Encosta de Lago Colt Tops Magic Millions' Second Session

Lee Fleming was the star attraction on day two of Magic Millions.

Lee Fleming, owner of Eliza Park Stud in Victoria, was the star attraction as day two of the Magic Millions yearling sale on the Gold Coast in Australia concluded Friday. His star billing was mainly due to the impressive colt he bred and sold—a big lump of a thing by Encosta de Lago (same sire as Alinghi) from the Golden Slipper (Aus-I) placegetter Millrich (by Rubiton), which was bought by trainer Robbie Laing.

Fleming had a reserve of Aus$250,000 on his colt. At Aus$500,000 a wry smile formed on his face and by Aus$725,000, he nearly did a jig to leave the buyer's box. It was the sale topper on the day and marginally beat out the Kitchwin Hills Danehill Dancer—Piper star colt which reached Aus$720,000 to the bid of Charles Laird from South Africa. He bettered Demi O'Byrne, who really wanted the colt.

But Fleming didn't care. His money was all but banked as Laing told him he had no intention of getting an X-ray or any other advice. He wanted what he saw and was more than happy to pay for the privilege of owning the colt.

"I will keep 10% of the colt and Robbie and I have already agreed to standing rights at Eliza Park should he develop into a stallion," said Fleming.

Laing last year went to Aus$500,000 for this colt's half-brother. He was by Danehill and is already a stakes earner.

"Robbie said he's a superstar and will be a 2-year-old sensation when he returns to racing," said Fleming. The 2-year-old's name is Danerich.

Fleming, who has never dabbled at this end of the breeding pool before, has owned Eliza Park for eight years. He stands a handful of stallions, namely Bel Esprit and Delago Brom. And business is good. This, however, is a godsend.

"I remember I bought Millrich off my father who had bought her shortly after finishing racing," remembered Fleming. "I was sitting with him at the table when she came in, he bought her for Aus$165,000, and I turned to him and said that she was just the type of mare I'd like for my new farm. He immediately sold her to me at the table for the same price. I had not bought a mare for that much before, but I am so glad I did.

"A $500,000 colt which I also kept a 10% share in and who is already good enough to stand at my farm, and now $725,000. I can't believe this luck," added Fleming whose father owned and bred the Keeneland September sale's most expensive yearling filly, a $3.8-million daughter of Storm Cat that is currently in work in Ireland at Aidan O'Brien's Ballydoyle.

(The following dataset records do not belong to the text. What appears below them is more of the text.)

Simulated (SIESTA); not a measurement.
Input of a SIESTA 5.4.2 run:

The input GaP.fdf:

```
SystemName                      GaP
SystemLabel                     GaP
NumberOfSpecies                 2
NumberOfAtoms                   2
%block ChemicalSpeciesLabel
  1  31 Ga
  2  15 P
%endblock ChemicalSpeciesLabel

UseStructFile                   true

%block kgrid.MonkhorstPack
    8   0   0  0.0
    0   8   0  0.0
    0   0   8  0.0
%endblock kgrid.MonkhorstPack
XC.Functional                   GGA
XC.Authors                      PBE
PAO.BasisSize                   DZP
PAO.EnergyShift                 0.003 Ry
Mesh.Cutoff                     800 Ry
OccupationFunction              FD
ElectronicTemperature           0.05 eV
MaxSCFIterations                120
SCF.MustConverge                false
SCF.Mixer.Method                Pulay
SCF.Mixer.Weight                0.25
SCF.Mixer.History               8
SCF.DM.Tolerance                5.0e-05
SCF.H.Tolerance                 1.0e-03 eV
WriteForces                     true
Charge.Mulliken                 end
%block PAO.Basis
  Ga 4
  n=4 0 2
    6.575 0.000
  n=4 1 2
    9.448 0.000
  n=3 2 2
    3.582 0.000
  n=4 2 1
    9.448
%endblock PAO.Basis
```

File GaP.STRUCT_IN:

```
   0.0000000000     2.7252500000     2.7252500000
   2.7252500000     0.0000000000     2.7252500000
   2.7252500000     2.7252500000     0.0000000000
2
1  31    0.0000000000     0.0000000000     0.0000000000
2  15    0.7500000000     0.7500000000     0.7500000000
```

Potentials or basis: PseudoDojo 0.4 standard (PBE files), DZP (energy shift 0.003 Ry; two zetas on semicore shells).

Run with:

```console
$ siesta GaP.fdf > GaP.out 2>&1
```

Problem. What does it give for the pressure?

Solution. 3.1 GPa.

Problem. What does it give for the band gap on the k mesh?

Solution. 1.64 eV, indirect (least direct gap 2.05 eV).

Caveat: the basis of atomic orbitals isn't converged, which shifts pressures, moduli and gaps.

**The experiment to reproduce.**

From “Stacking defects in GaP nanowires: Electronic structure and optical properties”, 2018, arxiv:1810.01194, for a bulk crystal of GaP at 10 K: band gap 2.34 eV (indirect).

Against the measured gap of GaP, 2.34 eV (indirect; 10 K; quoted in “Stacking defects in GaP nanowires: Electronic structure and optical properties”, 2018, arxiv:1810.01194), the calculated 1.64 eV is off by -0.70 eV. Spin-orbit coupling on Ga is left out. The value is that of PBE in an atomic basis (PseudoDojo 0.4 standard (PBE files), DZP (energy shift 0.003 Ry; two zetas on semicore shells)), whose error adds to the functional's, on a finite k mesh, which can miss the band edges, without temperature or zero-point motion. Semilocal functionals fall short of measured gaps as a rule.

Jim Fleming, the father, was very quick to point out he had bought Millrich for his son all those years ago.

Demi O'Byrne, who was underbidder on the Danehill Dancer colt, was top bidder on Fusaichi Pegasus ' colt from the mare Natural Is My Name (Naturalism—Singles Bar) who was very fast and stakes-placed along with her five wins. O'Byrne beat out Gai Waterhouse, stopping the bidding at Aus$450,000, a price that was about half had this glorious athlete been offered last year. Fu Peg isn't the hottest thing down in Australia at present, but this colt, the second from the mare whose pedigree is chock full of superior Aussie speed influences, was simply stunning.

In all, 164 horses were sold during the session for a gross of Aus$23,322,500 and an average of Aus$142,210.

Day three continues as an evening session on Saturday night after the running of the Aus$1 million Magic Millions 2-year-old Classic and the Aus$ 1million Magic Millions 3-year-old Classic. Both races are restricted to graduates of previous Magic Millions sales.